ARE THERE EARLY FIREWORKS ON THE HORIZON? This year’s lineup of potentially dramatic first-round matches includes: Fernando Verdasco vs. Marinko Matosevic; Marcos Baghdatis vs. recent Rafa conqueror Dustin Brown; and an all-American battle between US No. 3 Sam Querrey and No. 4 Bradley Klahn. Potential second-round square-offs: Novak Djokovic vs. Radek Stepanek; Ernests Gulbis vs. Sergiy Stakhovsky; Grigor Dimitrov vs. Dominic Thiem in a battle of the Baby Feds; 2013 semifinalist Jerzy Janowicz vs. Lleyton Hewitt; Milos Raonic vs. Jack Sock.

WHO WILL MAKE THE MOST NOISE OFF THE COURT? There is no doubt that a resurgent Ernests Gulbis was the most quotable player at Roland Garros. Going into Wimbledon, he’s getting some online competition from Frank Dancevic. The Canadian, long pegged as an underachiever, posted a lengthy Facebook screed about shoddy conditions and poor treatment of players at Wimbledon’s qualifying rounds in Roehampton. The complaints didn’t stop him from receiving a lucky loser spot in the main draw at All England Club. Will he make more waves? His first round is a tall order by the name of Ivo Karlovic.

CAN THE AMERICAN MEN MOVE FORWARD ON GRASS? The French Open proved to be surprisingly successful for the US men, relatively speaking, with Donald Young and Jack Sock scoring some wins, and John Isner making the first fourth round appearance by an American man since 2012. Can the US contingent—rounded out by Bradley Klahn, Sam Querrey, Steve Johnson, Alex Kuznetsov, Ryan Harrison, Michael Russell, and Denis Kudla—advance further in England?

CAN RYAN HARRISON EVER CATCH A BREAK? For once, Ryan Harrison—who had to fight through qualifying for a place in the main draw—won’t have to face the likes of Rafa Nadal in the first round, but No. 11 seed Grigor Dimitrov is no walk in the park.

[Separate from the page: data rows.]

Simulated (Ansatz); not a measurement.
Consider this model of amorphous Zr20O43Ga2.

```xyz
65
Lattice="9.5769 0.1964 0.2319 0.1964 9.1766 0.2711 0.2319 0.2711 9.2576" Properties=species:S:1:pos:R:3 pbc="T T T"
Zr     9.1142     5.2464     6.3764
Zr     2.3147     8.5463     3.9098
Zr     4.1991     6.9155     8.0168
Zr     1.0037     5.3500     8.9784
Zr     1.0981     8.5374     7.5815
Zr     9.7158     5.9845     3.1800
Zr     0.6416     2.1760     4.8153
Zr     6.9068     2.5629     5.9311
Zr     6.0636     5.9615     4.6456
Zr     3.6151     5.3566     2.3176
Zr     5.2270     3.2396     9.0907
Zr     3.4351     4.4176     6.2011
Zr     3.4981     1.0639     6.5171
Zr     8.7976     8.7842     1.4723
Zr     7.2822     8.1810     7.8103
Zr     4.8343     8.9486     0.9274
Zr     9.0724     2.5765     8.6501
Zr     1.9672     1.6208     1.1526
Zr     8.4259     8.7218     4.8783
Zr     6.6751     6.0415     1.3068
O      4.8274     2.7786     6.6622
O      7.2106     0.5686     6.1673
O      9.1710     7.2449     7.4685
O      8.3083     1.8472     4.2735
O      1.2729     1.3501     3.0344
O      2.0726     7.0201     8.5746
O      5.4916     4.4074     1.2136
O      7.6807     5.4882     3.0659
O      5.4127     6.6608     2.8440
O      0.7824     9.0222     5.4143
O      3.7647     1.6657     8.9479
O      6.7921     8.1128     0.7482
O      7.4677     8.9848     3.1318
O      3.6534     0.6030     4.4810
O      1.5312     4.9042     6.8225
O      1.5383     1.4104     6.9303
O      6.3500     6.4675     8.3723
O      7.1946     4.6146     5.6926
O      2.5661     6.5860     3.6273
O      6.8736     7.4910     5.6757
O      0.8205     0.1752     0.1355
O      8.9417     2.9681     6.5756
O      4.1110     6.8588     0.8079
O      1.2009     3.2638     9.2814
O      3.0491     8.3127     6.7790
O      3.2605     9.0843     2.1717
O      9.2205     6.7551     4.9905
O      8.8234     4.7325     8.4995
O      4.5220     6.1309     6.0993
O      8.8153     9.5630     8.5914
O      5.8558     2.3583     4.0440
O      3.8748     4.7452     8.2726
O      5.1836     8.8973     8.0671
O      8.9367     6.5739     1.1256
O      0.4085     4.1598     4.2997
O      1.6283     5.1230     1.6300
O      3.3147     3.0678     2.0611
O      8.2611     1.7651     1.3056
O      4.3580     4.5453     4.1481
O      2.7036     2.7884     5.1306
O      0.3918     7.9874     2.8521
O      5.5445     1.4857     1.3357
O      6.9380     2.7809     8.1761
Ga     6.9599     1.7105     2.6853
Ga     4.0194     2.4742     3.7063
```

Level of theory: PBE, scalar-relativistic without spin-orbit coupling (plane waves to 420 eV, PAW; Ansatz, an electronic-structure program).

IS BABY FED READY TO GROW UP AND SHOW UP? The ka-ching! photogenic love match that is Maria Sharapova and Grigor Dimitrov is on a winning run of late, with the Bulgarian responding to his girlfriend’s French Open victory by taking the title in Eastbourne. His record at Wimbledon thus far hasn’t been impressive, but he’s definitely progressing, having won tourneys on hard court, clay, and grass this year. Can he make a great leap forward on the sport’s most hallowed stage?

WILL FEDERER REGAIN HIS CROWN AS KING OF GRASS? While seven-time Wimbledon champ Roger Federer fell to Ernests Gulbis in Paris, he’s had a strong year so far, and won the grass warm-up in Halle, defeating Kei Nishikori along the way. Many feel that if the Federer story includes another Slam title, it’s most likely to come at the All England Club—his peak moments of grace have been on the grass. But the surface can be a tricky mistress, and more recently, he’s struggled, making his first early departure from England in over a decade last year. On paper at least, his first three rounds this year don’t look threatening. Simply put, you can’t count Roger Federer out.